Shelby Cobra 1964 Road Test

     And there you have it. As far as I am concerned I have built a great little vintage sports car. It may not be the perfect car for anyone but me, but it sure stacks up great against all the other cars I was interested in. Even some much more modern cars from BMW, Porsche and Honda. It is a convertible (absolutely no compromise there) with a good looking ragtop and roll bar (for track days), very fast, great handling, simple, lightweight, affordable, comfortable, easy to drive, and beautiful in a classical sense of 1960's sports cars - what more could I ask for?
Finally At Home Finally Home
     There is another point I would like to make. Everything on the car is basically vintage 1972 except the tires and the electronic fuel injection - but mechanical fuel injection was available in 1972 as were the 4 piston disc brakes, wheels etc.

      The engine is from 1972 with some structural upgrades to the block which anyone but Colin Chapman would done from the beginning and even he eventually redesigned the block to make it stronger [the Lotus 912 block]. The cylinder head is the same 4-valve head from 1972. I could have bought a 300 hp engine from Lotusbits but I preferred a high torque at low rpm street engine to a high rpm/hp - low torque racing engine. Even Honda figured out the same thing on the S2000 and went with a 2.2 crankshaft, just like Lotus did with the 907 20 years earlier. Lotusbits just took it one logical step further and stroked the 907 to 2.5 liters.

      On top of that my car has one thing that none of modern sports cars have. I was born in 1954 and became fascinated with sports cars in the early 60's and racing in the days of the Shelby Cobra, Ford GT 40, Jaguar XK-E, Ferrari GTO, Aston Martin Zagato, Maserati Ghibli, Lamborghini Miura, etc. and sports car racing at tracks like Le Mans, Sebring, Daytona, Targa Florio, Monza, Nurburgring, Silverstone and Brands Hatch, Spa, etc. It all seemed so exciting and fascinating (and incredibly dangerous) but I was too young and way too poor to participate (and, let's face it, no talent at all). My Jensen-Cooper looks, drives and sounds like a high performance sports car from the 60's, with all the good points and bad ones.

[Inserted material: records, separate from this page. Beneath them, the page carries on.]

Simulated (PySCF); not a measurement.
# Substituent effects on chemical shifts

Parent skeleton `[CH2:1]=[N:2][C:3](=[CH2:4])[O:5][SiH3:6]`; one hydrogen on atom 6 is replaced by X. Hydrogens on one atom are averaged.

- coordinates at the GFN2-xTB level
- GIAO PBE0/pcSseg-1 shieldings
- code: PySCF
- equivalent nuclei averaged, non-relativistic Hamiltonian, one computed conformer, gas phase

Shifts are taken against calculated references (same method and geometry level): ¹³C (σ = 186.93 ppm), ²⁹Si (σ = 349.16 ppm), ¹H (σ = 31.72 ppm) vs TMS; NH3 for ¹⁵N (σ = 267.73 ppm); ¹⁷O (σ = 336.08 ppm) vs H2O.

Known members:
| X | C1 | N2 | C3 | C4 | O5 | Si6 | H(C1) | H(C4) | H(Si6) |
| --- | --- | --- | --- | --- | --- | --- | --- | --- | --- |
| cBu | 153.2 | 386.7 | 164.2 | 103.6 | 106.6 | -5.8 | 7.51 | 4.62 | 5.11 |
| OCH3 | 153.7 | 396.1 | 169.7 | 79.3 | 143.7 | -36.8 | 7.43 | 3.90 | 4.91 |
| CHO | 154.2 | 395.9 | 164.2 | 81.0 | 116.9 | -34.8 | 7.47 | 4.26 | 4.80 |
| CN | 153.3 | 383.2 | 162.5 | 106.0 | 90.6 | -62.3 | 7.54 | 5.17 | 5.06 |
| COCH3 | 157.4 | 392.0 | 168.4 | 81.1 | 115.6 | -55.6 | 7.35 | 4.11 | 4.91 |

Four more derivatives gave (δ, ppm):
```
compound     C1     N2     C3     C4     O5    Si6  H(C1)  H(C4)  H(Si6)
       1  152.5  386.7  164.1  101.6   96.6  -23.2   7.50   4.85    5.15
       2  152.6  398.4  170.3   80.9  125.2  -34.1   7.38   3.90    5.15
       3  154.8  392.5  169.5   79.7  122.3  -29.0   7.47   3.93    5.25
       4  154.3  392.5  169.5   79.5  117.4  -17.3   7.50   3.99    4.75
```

      I agree that modern sports cars are better in every way, but I still much prefer the older cars. My car does not have ABS, traction control, sound system, power steering, power brakes (but a vacuum booster from the 60's), power windows or electric transmission . It is as close to a 1960's racing sports car as I could make and still use it on the street everyday. So this my way to experience in a small way some of things I missed in the racing world of the 60's and 70's . When I am driving my car I can be Jackie Stewart, Stirling Moss and Phil Hill rolled into one (Ha! Why not? All of us sports car fans have a little Walter Mitty in us, right?). And that is something that no modern car can recreate and why I will never sell my car.

      While I am at it, if anyone is interested, I admit that I have spent about $160,000 (maybe 50% of that on mistakes) on this project, but that is over a time span of 40 years, so only about $4,000 a year, including gas, insurance, but with a lot of down time for my stroke and not having any money. I also have a spare fully rebuilt 2.2 liter engine, spare rebuilt Getrag 5 speed gearbox, plus lots of other parts I may need. Not too much time and money to spend for a car that I would rather have more than any other sports car.

I don't have any regrets, at all. I don't mind the money. Well, I wish it hadn't taken so damn long.

I would like to thank all the wonderful people at Road & Track for publishing such a terrific magazine for so many years. I have well over 600 issues [from 1957 to the present] that I have used in this project. Most of the data that I have used here has come from those 40 and 50 year old articles. I couldn't have done it without your help. Thanks again.